Irwin Stelzer: Slow-growth Europe, here we come 

Irwin Stelzer

Passage of the health care bill has focused investor attention on the runaway deficit situation, and its long-term consequences.

The deficit, which ran to around 3 percent of gross domestic product in President George W. Bush's final year, is already exceeding 10 percent.

Government debt held by the public has gone from 40 percent of GDP when Bush was in the White House to 63 percent now and, says the nonpartisan Congressional Budget Office, will hit 90 percent by 2020. That's the level at which new studies say debt begins to reduce growth and jobs.

Unfortunately, the situation is even worse than reported figures suggest. Most dispassionate observers are estimating that the new health care bill will add $1 trillion to the nation's $8 trillion debt, and that the government's unfunded liabilities -- its promises of future pension and other payments -- come to somewhere between $60 trillion and $75 trillion over the next several decades.

Even without those obligations, the government now has $14 trillion in liabilities against only $2.7 trillion in assets. Bring in the receivers.

Well, no. As President Obama well knows, the government can levy taxes, and it can print money. So he does not see fiscal considerations as a reason to abandon his ideological commitment to "transform" America.

His fiscal plan is to raise taxes; his political calculation is that Americans will come to love their new entitlements and rank him with Franklin Delano Roosevelt in their pantheon of heroes.

Next on the president's list is the financial services sector: More and in some instances better regulation of banks, procedures for winding down busted banks without massive taxpayer bailouts, consumer protection, control of bankers' compensation systems. On to the energy and education sectors, both also on Obama's "transformation" list.

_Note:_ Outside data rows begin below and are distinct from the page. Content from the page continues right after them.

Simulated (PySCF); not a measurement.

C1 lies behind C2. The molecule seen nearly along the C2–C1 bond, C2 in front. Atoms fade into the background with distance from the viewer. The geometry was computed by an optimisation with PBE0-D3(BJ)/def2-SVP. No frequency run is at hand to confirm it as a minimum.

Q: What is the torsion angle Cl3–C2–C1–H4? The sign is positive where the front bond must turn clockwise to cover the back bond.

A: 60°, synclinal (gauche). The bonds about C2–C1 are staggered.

The courts have ruled that the Environmental Protection Agency already has wide-ranging power to reduce carbon emissions, and will use them if Congress continues to refuse to pass the president's cap-and-trade bill.

When the transformation of America is complete, the country will have been moved in the direction of the European social welfare state.

Families earning more than about $250,000 will have their marginal income tax rate increased from 35 percent to 39.4 percent when the Bush tax cuts are allowed to lapse, and capital gains taxes go from 15 percent to 20 percent.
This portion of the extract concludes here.